Getting started tutorial part 6: analyzing measurement catalogs in multiple bands

In this part of the tutorial series you’ll analyze the forced photometry measurement catalogs you created in step 5. You’ll learn how to work with measurement tables and plot color-magnitude diagrams (CMDs).

Set up

Pick up your shell session where you left off in part 5. That means your current working directory must contain the DATA directory (the Butler repository).

The lsst_distrib package also needs to be set up in your shell environment. See Setting up installed LSST Science Pipelines for details on doing this.

As in part 3, you’ll be working inside an interactive Python session for this tutorial. You can use the default Python shell (python), the IPython shell, or even run from a Jupyter Notebook. Ensure that this Python session is running from the shell where you ran setup lsst_distrib.

Loading forced photometry measurement catalogs with the Butler

The forcedPhotCoadd.py command-line task (Running forced photometry on coadds) created deepCoadd_forced_src datasets for each coadd in the example data repository. Being forced photometry catalogs, rows in each deepCoadd_forced_src table correspond row-for-row across all coadds in different filters for a sky map patch. Since you don’t have to do additional cross-matching, these deepCoadd_forced_src datasets are convenient.

To get these datasets, open a Python session (IPython or Jupyter Notebook) and create a Butler:

import lsst.daf.persistence as dafPersist
butler = dafPersist.Butler(inputs='DATA/rerun/coaddForcedPhot')

This Butler is using the coaddForcedPhot rerun you created for the forcePhotCoadd.py command-line task’s outputs.

Next, use the Butler to get the deepCoadd_forced_src datasets for both filters:

rSources = butler.get('deepCoadd_forced_src', {'filter': 'HSC-R', 'tract': 0, 'patch': '1,1'})
iSources = butler.get('deepCoadd_forced_src', {'filter': 'HSC-I', 'tract': 0, 'patch': '1,1'})

These datasets correspond to coadds for a single patch (1,1 in tract 0) for both the HSC-R and HSC-I filters.

Getting calibrated PSF photometry

The base_PsfFlux_instFlux column of these deepCoadd_forced_src datasets is the instrumental flux from the linear least-squares fit of the PSF model to the source. From the source table’s schema you know this flux has units of counts:

iSources.getSchema().find('base_PsfFlux_instFlux').field.getUnits()

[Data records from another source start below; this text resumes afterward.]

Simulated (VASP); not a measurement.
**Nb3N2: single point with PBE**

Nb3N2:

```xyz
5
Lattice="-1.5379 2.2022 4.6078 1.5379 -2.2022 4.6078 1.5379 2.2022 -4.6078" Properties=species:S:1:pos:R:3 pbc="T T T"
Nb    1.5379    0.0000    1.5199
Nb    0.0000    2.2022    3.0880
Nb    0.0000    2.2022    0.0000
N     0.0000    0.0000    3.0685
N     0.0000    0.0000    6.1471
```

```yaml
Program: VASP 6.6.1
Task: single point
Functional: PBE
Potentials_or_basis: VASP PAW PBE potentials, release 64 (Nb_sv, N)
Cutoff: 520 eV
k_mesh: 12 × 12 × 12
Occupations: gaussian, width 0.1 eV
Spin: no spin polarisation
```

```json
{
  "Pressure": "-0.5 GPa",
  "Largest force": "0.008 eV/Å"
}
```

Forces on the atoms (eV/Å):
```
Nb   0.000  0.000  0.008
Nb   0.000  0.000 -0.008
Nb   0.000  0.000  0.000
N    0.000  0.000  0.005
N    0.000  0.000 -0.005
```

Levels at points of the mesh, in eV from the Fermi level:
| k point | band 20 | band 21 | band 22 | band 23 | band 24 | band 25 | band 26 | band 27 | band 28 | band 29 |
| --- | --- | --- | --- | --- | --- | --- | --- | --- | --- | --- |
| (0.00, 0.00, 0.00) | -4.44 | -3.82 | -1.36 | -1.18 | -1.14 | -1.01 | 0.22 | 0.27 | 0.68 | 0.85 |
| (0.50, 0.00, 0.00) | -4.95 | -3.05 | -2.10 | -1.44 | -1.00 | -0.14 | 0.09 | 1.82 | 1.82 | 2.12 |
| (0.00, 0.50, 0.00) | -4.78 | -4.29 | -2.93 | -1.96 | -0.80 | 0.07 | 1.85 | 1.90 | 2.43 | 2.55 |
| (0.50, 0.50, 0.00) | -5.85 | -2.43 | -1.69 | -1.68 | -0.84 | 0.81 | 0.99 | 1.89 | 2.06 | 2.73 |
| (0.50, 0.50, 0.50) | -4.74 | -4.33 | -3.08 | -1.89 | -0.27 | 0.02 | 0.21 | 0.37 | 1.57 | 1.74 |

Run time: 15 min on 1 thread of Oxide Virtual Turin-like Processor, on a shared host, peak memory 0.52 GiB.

Transforming this instrumental flux into a magnitude requires knowing the coadd’s photometric calibration, which you can get from the coadd dataset. The coadd you made in part 4 with assembleCoadd.py doesn’t have calibration info attached to it, though. Instead, you want the deepCoadd_calexp dataset, which was created by the detectCoaddSources.py command-line task, because it does have calibrations. You can access these calibrations directly from deepCoadd_calexp_photoCalib datasets for each filter:

rCoaddPhotoCalib = butler.get('deepCoadd_calexp_photoCalib',  {'filter': 'HSC-R', 'tract': 0, 'patch': '1,1'})
iCoaddPhotoCalib = butler.get('deepCoadd_calexp_photoCalib',  {'filter': 'HSC-I', 'tract': 0, 'patch': '1,1'})

Note

An alternative way to get the lsst.afw.image.PhotoCalib object is from the deepCoadd_calexp dataset object:

rCoaddCalexp = butler.get('deepCoadd_calexp',  {'filter': 'HSC-R', 'tract': 0, 'patch': '1,1'})
rCoaddPhotoCalib = rCoaddCalexp.getPhotoCalib()

These PhotoCalib objects not only have methods for directly accessing calibration information, but also for applying those calibrations. Use the PhotoCalib.instFluxToMagnitude() method to transform instrumental fluxes in counts to AB magnitudes, and PhotoCalib.instFluxToNanojanksy() to transform counts into nanojansky. When called with an lsst.afw.table.SourceCatalog and string specifying the flux field name, these methods each return an array with the magnitude and magnitude error as columns.

rMags = rCoaddPhotoCalib.instFluxToMagnitude(rSources, 'base_PsfFlux')
iMags = iCoaddPhotoCalib.instFluxToMagnitude(iSources, 'base_PsfFlux'])

Filtering for unique, deblended sources with the detect_isPrimary flag

Before going ahead and plotting a CMD from the full source table, you’ll typically need to do some basic filtering. Exactly what filtering is done depends on the application, but source tables should always be filtered for unique sources. There are two ways that measured sources might not be unique: deblended sources and sources in patch overlaps. Additionally, some sources are “sky” objects added by detectCoaddSources.py for noise characterization that you need to filter out. This section gives a brief introduction to removing duplicate and unwanted sources, for details see Deblending Flags Overview.

Finding deblended sources

When objects are detected, they are deblended. Deblending involves decomposing a source into multiple child sources that have local flux peaks. In source tables like rSources and iSources, both the original (blended) and de-blended sources are included in the table. This is done so that you can choose whether to use blended or deblended measurements in your analysis. If you don’t choose, though, the same flux will be included multiple times in your analysis.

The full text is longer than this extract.